Saturday, May 14, 2016

Trans Nonconformity

Just came across this article today - Telling Trans Stories Beyond 'Born in the Wrong Body' - from the excellent SSEX BBOX series and I wanted to share it with you, because it's something I believe in. Sharing trans stories is supposed to build awareness and create community, but we've constructed a stereotypical experience that ends up being limiting to all those out there that don't fit the mold of "being transgendered". We must be careful, when stepping outside of one box, not to simply create another around ourselves. People's genders and sexualities come in a rainbow of colors, and there are not just six (or even seven) colors in the rainbow. The rainbow is infinitely colorful!

"For the longest time, I didn’t think that I counted as trans because I thought you had to hate your body in order to be part of the trans community."

And what kind of a message is that? I support a new conception of "being transgendered" that doesn't rely on the gender binary, and celebrates the diversity of ways that a transgendered person can present themselves - their identity and their body - to the world. Whether that means adopting a male persona, a female persona, neither, both, something in between, or something else altogether.

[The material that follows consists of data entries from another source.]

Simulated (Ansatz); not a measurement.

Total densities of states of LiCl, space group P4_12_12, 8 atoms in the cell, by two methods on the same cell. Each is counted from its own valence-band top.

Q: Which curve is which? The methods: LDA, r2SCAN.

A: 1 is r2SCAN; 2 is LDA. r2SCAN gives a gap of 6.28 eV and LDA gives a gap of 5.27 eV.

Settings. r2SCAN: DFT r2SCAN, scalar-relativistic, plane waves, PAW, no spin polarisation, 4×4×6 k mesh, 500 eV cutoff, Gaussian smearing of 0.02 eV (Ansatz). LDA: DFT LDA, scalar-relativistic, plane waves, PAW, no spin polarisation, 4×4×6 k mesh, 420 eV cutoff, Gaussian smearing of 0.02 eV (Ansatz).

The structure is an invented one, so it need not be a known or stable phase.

"And with all this bathroom nonsense happening, I feel like the people who are going to be disproportionately affected are gender-nonconforming folks."

This, absolutely this. Still tied to the gender binary. A or B. Male or female. What if you don't even know what your gender is? It's easy to say "let your genitals lead the way", but that doesn't make using the restroom any more comfortable or safer for nonconforming individuals. All these bigots who insist that you're either male or female, and you have to use this or that bathroom, are not simply being principled, they're actively supporting hostile environments for nonconformists. They're prioritizing the principle of conformity to a certain, arbitrary standard, over the comfort and safety of human beings just because they look or act different. This attitude is "natural" in a sense, and it's been popular for most of human history, but from an enlightened, humanitarian perspective, it's wrong - pure and simple.